You wrote: “... we observed that ... Rep. Brenda Barton didn’t vigorously support a change in the law that would have enabled Arizona State University to partner with Payson to establish a Separate Legal Entity to build the campus.
“We didn’t observe anything” you simply made the assertion with little in the way of supporting facts. In fact, last week we discussed this with you at length, explaining what had been done for Payson.
You were not at the Capitol last session, you never phoned to enquire the status of the bill or how you could help rally support. Rather you have only second-hand information from sources who seem reluctant to step forward and take credit for their remarks.
The facts are that the Maricopa Community College District and other higher education lobbies opposed this bill AND the majority of the representatives from Maricopa County opposed this bill. In spite of being very outnumbered, I fought quite hard for passage in both the House and Senate. It was unpopular and required burning a lot of political capital in making sure it kept moving forward. The veto came as a complete surprise to everyone. Turns out, the governor was listening to those other “higher education” interests urging a veto.
Bottom line? Dr. Crow plays hardball and has a lot of influence with the governor, as does the University of Phoenix.
Do you honestly believe that by electing two new representatives from Sedona and Flagstaff who are members of the minority party the Payson ASU project will get any attention or even come close to the governor’s desk in the next two years?
Please stick to the facts or cite your sources. Your readers deserve better than this.
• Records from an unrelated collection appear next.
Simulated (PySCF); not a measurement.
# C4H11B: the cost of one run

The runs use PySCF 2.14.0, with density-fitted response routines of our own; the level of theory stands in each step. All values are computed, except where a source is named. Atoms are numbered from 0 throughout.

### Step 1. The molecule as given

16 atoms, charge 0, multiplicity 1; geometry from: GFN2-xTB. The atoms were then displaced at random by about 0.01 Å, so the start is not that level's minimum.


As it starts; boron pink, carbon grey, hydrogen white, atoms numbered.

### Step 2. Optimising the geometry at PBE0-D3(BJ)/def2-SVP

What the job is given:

Representative Brenda Barton
Editor’s Note: The Roundup reported frequently on the effort to pass legislation to enable ASU to partner with Payson to create the Separate Legal Entity and has also reported on the governor’s veto. Sources close to those efforts told the Roundup Rep. Barton and Rep. Crandell supported the legislation, but remained minimally involved. Rep. Barton’s letter appears to blame ASU President Crow and the University of Phoenix for the governor’s veto, which seems odd since ASU had the most to gain if the governor had signed the law. Sources close to the effort to pass the bill said they later learned Arizona Public Service lobbied the governor to veto the SLE legislation to prevent universities from establishing alternative energy projects within SLEs.